Far too many case studies and “value propositions” we see are conveying the value a solution – any solution of the same type – might imbue for the customer, but fail to convey how the seller’s unique solution is uniquely positioned to deliver a greater value than the competition. As we dig deep into the reason for this, its often because the seller is unaware of the competition and under the belief that what they are doing is unique. We touch upon this in a blog from 2019 entitled “True Innovation Requires a Unique Sales Approach.”
Furthermore, it is not uncommon that a customer may first need to be convinced a solution type has value and thus warrants a purchasing decision before embarking to understand how the different solutions of a similar type are in fact different and thus will deliver different outcomes. Put another way, a customer needs to first decide to buy something to solve a particular problem before they decide what specific thing to buy (a specific vendor’s solution). This is something we discussed in another 2019 blog entitle “Slow is Smooth, Smooth is Fast.”
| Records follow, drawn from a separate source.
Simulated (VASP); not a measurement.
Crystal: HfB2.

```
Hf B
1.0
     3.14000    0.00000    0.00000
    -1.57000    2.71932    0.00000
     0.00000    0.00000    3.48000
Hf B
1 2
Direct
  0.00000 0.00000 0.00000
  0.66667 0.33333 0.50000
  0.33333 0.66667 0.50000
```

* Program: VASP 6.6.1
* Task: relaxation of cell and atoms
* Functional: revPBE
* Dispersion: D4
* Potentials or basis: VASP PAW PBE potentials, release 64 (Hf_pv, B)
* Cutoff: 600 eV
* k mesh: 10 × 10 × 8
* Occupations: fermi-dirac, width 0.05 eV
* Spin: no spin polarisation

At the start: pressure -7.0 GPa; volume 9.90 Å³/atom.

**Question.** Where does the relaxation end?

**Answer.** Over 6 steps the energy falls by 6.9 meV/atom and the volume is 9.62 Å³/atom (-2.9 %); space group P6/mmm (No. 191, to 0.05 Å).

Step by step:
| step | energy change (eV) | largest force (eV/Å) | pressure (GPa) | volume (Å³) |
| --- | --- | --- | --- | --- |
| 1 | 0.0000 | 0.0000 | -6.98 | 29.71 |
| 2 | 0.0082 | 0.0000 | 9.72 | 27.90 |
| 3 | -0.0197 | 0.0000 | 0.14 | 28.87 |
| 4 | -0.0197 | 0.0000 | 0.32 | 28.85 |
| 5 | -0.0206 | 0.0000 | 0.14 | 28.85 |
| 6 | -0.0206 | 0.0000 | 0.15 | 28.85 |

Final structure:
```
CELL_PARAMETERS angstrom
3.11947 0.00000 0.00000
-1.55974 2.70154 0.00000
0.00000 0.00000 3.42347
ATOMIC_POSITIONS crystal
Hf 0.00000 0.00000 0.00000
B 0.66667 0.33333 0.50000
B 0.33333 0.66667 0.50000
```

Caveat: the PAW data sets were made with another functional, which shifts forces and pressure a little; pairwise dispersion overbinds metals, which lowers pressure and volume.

When truly innovative – “before the chasm” – a case study and its reported benefits will both show the benefits of a solution “like yours” and your solution in particular. Because your solution is the only one like it (aka, “innovative”), to obtain the impact reported the customer must implement your solution; its the only option they have. But the moment other solutions similar to yours enter the market your case studies may be helping those competitors sell their solutions as much as selling your own. While that may make you a thought-leader and an innovator you will need to update your case studies and begin reporting on the relative value of those things that make your solution unique when compared to the competition, or you stand to lose market share or margins as pricing pressures mount as the key differentiator among commodities.
So what do you’re case studies convey? Are they demonstrating the impact a solution like yours might have on the customer’s business? Or are they conveying the impact only your solution can deliver relative to competitive solutions?
Furthermore, when considering the competition are you broadly consider all potential solutions to the specific problem? Or only solutions “like yours?” This is where “do nothing” often-times wins out in the end.
This is why competitive understanding and differentiation is so crucial. And why it should be problem-centric and not solution-centric. It is also why ongoing account management efforts can be crucial as well as we continually update the library of use-cases and impact studies that inform our case studies. Without these efforts as part of the business, you might find yourself like Gutenberg discussing how you can improve productivity of printing while ebooks put you out of business. Or perhaps a more modern example, you may be the Blockbuster competing with Netflix. Does anyone even remember Blockbuster?